Cheng, Kai-Jung
ITTPD: In-place Tensor Transposition with Permutation Decomposition on GPUs
Lee, Che-Rung
Hon, Wing-Kai
Chen, Po-An
Tensor, Tensor transposition, Inplace transposition, Permutation rearrangement, Algorithm, Optimization
張量轉置是一個被廣泛使用於高效能張量計算中的基本操作,例如在張量縮約中。然而,現有的張量轉置方法多為非原地(Out-Of-Place)操作,即這些方法需要使用相當於原張量兩倍的記憶體空間來完成轉置。對於多數加速器而言,記憶體空間的使用是一個嚴重問題,例如圖形記憶體(GPU)上的記憶體空間相對有限。本論文提出了一種高階張量的原地轉置演算法 ITTPD。為了有效利用已經最佳化的矩陣轉置函式核心(kernels),ITTPD 首先將高階張量拆解為較小的子張量。接著,將高階張量轉置視為一種排序問題,並利用相關的排序還原方法,將轉置降階成更小的單位,例如矩陣轉置、三階張量轉置、四階張量轉置,具體取決於轉置目標。ITTPD 結合這些不同的張量轉置結果以達成最終目標。透過理論分析可知,相較於非原地轉置的方法,對於足夠大的張量,ITTPD 可以節省至少百分之九十五以上的額外記憶體使用量。本論文還提出了 ITTPD 在 GPU 上的高效實現。實驗結果顯示,ITTPD 的性能接近當前的 GPU 張量轉置函式庫 CUDA Tensor Transpose(cuTT)。考慮到空間不足所需的搬運成本,ITTPD 能在相對較短的時間內完成轉置,並且能處理比 cuTT 大兩倍的張量,結果顯示 ITTPD 能作為有效的並行方案來處理 張量轉置運算。
Tensor transposition is a crucial operation in tensor calculations with diverse applications. Most algorithms rely on out-of-place transposition, which duplicates the tensor in memory and copies elements to their transposed positions, leading to high memory usage demand. However, on memory-limited devices such as Graphic Processing Units (GPUs), doubling the tensor size may not be feasible. In this thesis, we introduce ITTPD, an algorithm and its implementation that addresses the challenge of insufficient extra memory space.

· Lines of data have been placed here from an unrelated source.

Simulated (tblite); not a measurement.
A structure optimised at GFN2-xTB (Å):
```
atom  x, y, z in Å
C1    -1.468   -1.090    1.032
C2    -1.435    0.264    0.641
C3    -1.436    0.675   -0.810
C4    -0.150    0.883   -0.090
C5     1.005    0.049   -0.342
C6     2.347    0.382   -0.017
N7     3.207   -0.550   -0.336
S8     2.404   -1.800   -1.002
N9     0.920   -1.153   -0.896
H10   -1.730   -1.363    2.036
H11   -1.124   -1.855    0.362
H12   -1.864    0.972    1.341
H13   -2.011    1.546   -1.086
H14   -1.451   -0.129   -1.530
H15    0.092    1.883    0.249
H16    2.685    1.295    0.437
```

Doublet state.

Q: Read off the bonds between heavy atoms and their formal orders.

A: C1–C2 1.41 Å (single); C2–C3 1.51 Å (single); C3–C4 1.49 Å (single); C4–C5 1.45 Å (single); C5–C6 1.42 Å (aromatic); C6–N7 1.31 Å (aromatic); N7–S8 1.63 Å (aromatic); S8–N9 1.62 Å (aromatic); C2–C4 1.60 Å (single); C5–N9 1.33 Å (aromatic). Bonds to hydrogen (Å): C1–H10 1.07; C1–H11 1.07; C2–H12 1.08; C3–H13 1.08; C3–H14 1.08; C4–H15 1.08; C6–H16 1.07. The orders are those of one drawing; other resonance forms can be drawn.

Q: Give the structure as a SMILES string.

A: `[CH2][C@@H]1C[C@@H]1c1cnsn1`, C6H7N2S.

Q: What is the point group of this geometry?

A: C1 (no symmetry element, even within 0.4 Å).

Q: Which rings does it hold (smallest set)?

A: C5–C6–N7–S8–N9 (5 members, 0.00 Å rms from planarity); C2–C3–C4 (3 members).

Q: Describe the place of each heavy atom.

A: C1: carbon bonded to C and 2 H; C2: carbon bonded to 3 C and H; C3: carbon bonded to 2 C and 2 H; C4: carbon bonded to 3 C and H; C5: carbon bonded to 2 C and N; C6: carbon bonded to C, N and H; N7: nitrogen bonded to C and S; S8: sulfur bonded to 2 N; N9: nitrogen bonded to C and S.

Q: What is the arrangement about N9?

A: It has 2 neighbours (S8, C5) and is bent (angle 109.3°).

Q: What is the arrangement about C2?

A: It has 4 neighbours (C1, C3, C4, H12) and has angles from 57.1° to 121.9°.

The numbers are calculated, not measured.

ITTPD leverages permutation decomposition, which breaks down the permutation into simpler transpositions called primitives, and determines a sequence that fits within memory constraints. Additionally, ITTPD handles permutations exceeding memory limits by partitioning the tensor into smaller tensors and transposing each one separately. The GPU implementation optimizes memory access performance and reduces the execution time of each primitive. Experimental results demonstrate that ITTPD achieves a great performance compared to state-of-the-art out-of-place GPU implementations, with lower extra-memory usage.
Furthermore, ITTPD can handle nearly double the size of tensors compared to out-of-place methods, making it suitable for various transpositions of N-order tensors.